Namaste and welcome, to this week’s J.O.D. Feeling fueled and positive after some afternoon yoga today, I started thinking about the vast benefits of yoga for dancers. As the summer winds down and we find ourselves preparing for new classes (academic and/or dance), new schedules, and the rigors of our Monday thru Friday lives (or Monday thru..always, as some of us may experience), yoga is an excellent way to prepare for a return to the ballet barre. While aspects of this practice can be quite foreign to classically trained dancers, there are many benefits to the practice, even if only attending on a weekly basis. As movers we are reminded of the need to breathe, thoughtfully stretch, work alternative muscles, and search within ourselves for both mental and physical needs.
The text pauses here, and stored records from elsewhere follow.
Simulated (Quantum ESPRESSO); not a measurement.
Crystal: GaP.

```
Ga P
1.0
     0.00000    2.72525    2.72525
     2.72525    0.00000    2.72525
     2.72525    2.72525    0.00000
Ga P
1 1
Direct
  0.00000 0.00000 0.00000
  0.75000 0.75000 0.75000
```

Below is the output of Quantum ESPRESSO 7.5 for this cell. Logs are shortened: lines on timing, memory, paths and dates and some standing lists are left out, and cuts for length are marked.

the outdoors + yoga = beauty & inner peace <3
the outdoors + yoga = beauty & inner peace  ❤

The main benefit of yoga for dancers is the consistent emphasis on breath and breath support. Lack of breath support in accompaniment with movement is a common problem for dancers of all levels. Without breath support (and more specifically-correct breath support), dancers can become fatigued and lose stamina quickly. It is common, during class time especially, for dancers to exhale aggressively after completion of a combination-a sign that the breath is becoming pent up within the body while dancing. Yoga, on the other hand, promotes constant movement of the breath-both in moments of stillness and motion. Although it takes a great deal of practice, really focusing on the breath can make the process of utilizing it much more enjoyable. Not only does yoga help to promote breath support, but it also introduces different techniques of breathing (i.e. – use of the diaphragm for strength and stamina of breath).

Yoga is also a great alternative and/or addition to traditional ballet stretches. Whether you’re practicing in the Vinyasa technique (more rigorous; flowing and connecting from posture to posture) or Yin (long-held postures, focusing on stretching the fascia and reaching an appropriate “edge”), the poses of traditional yoga practice are excellent formats for allowing dancers to stretch both the lower body and the less commonly used (for ballet technique) muscles of the upper body. Poses like “plank”, “forward fold”, “warrior three”, “standing split”, “frog”, and “supine butterfly” are all excellent for strength and stretch and physically come easily to the “dancer crowd”. However, the prominent, sometimes glaring, difference between ballet and yoga that presents itself, is the lack of turnout. I still find myself wanting to outwardly rotate my hips and most definitely my feet, for certain poses within the yoga technique. However, sticking to the traditional parallel is definitely more successful. Although we desire to stick to what we know physically, the challenge of keeping the hips and feet parallel strengthens different muscles of the body, ones that aren’t commonly used on a day-to-day basis as a dancer.

Peace, peace, peace.
“Peace, peace, peace.”

Now some may say that they attend yoga for one reason – good ol’ savasana – a chance to literally lay back, corpse pose style, and let the worries of the day melt away. This deeply meditative moment within the practice is truly important for artists. It is an opportunity to quiet the mind, peel away correction after correction, shun all self doubt, and embrace the desires of the soul. Even if savasana is the only thing that gets you to yoga class, keep it up, because it’s certainly a good reason to be there.

Kripalu yoga @ Tanglewood this past weekend - always a delight
Kripalu yoga @ Tanglewood this past weekend – always just what I NEED. PC – My Mom  ❤

Yoga is a fantastic pairing or temporary alternative (for injury purposes) to dance. Before ruling out the practice as something too anti-ballet, give it a chance. There is nothing else like it. Although there is a strong meditative, spiritual, and individual component, yoga, like ballet, is also a disciplined practice. Take the opportunity and lie back…breathe, rotate those legs inward a little bit more than you’re used to, and focus on you.